Untitled Flashcards Set

What are economic factors, and how do they influence businesses?

Economic factors are external elements that influence a business's operations, decision-making, and profitability. These include inflation, interest rates, availability of skilled and unskilled labor, and unemployment rates. Businesses must anticipate challenges and adapt their strategies accordingly.

Source: Lesson 1 - Inflation.pptx​.


Explain how interest rates can impact a business.

Interest rates affect both borrowing and saving. When interest rates rise, the cost of borrowing increases, making loans more expensive for businesses and consumers. This can reduce investment and consumer spending. Conversely, lower interest rates encourage borrowing and spending, stimulating economic growth.

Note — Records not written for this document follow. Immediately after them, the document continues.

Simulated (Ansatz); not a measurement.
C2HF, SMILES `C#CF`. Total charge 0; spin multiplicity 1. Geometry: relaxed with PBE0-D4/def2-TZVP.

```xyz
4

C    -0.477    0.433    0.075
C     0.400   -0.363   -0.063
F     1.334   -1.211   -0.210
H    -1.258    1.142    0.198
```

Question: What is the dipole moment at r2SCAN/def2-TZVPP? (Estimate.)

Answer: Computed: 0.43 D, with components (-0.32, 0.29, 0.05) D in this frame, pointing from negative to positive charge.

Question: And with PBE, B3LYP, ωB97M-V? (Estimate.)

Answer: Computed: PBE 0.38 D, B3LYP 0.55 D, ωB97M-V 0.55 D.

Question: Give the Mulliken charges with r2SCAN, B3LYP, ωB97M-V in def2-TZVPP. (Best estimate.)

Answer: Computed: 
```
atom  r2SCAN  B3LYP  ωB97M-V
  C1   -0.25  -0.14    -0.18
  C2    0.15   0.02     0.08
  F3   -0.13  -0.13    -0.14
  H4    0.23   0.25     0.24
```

Source: Lesson 2 - Interest Rates.pptx​.


How do changes in consumer demand affect business operations?

When consumer demand rises, businesses may need to increase production, hire more staff, and expand their supply chains. Conversely, a drop in demand can lead to excess inventory, reduced revenues, and potential layoffs. Changes in consumer preferences also force businesses to adapt their products or services.

Source: Lesson 3 - Puzzle Notes.docx​.







Types of Business Ownership

Define a sole trader and list two advantages and disadvantages.

A sole trader is a business owned and operated by one individual who has full control and unlimited liability.

Advantages:

Full control over decision-making.

Retains all profits.

Disadvantages:

Unlimited personal liability.

Limited access to capital.

Source: WEEK 1 - Lesson 2 (Types of Business).pptx​.


What is a partnership, and how is it different from a sole trader?

A partnership is a business owned by two or more individuals who share profits, responsibilities, and liabilities. Unlike a sole trader, a partnership allows for shared decision-making and capital investment but also requires joint liability.

Source: WEEK 1 - Lesson 2 (Types of Business).pptx​.


What are the key characteristics of a small proprietary company?

A small proprietary company meets at least two of the following criteria:

Revenue under $25 million.

Gross assets under $12.5 million.

Fewer than 50 employees.

Source: WEEK 1 - Lesson 2 (Types of Business).pptx​.


If you were starting a new business, which type of business ownership would you choose and why?

The choice would depend on factors such as liability, funding, and control. If seeking full control with low setup costs, a sole trader structure may be best. If looking to share responsibility and resources, a partnership could be a better option.

Source: WEEK 1 - Lesson 2 (Types of Business).pptx​.


Organisational Structures & Management

What is an organisational structure, and why is it important in a business?

An organisational structure defines the hierarchy, authority, and communication flow within a business. It is important because it clarifies roles, improves efficiency, and establishes accountability.

Source: WEEK 1 - Lesson 3 (Types of Business).pptx​.


Draw and label a basic functional organisational structure.

A functional structure groups employees based on their roles (e.g., Marketing, Finance, Operations).

Source: Lesson 2 - Organisational Types Notes.docx​.


What are two advantages of a functional organisational structure?

Employees develop expertise in their functional area, improving efficiency.

Clear lines of authority and responsibility within each function.

Source: Lesson 2 - Organisational Types Notes.docx​.


What is the chain of command, and how does it function in a business?

The chain of command is the formal line of authority in a business, ensuring accountability and clear reporting relationships from top to bottom management.

Source: Lesson 2 - Organisational Features Notes.docx​.




What is delegation, and why is it used by managers?

Delegation is the process of assigning tasks and authority to subordinates while retaining accountability. It helps managers focus on strategic activities while empowering employees.

Source: Lesson 2 - Organisational Features Notes.docx​.


Levels of Management

Identify the three levels of management in a business.

Top Management (CEO, Board of Directors)

Middle Management (Department Heads, Managers)

Frontline Management (Supervisors, Team Leaders)

Source: Lesson 1 - Levels of Management.pptx​.


What are the responsibilities of top-level management (e.g., CEO)?

Sets company vision and strategy.

Makes major business decisions.

Oversees the company’s performance.

Source: Lesson 1 - Levels of Management.pptx​.


What tasks are performed by middle management?

Implements strategies from top management.

Oversees department operations.

Reports operational data to senior executives.

Source: Lesson 1 - Levels of Management.pptx​.



What role do supervisors and frontline managers play in a business?

Manage daily operations.

Supervise and support employees.

Ensure workplace efficiency and compliance.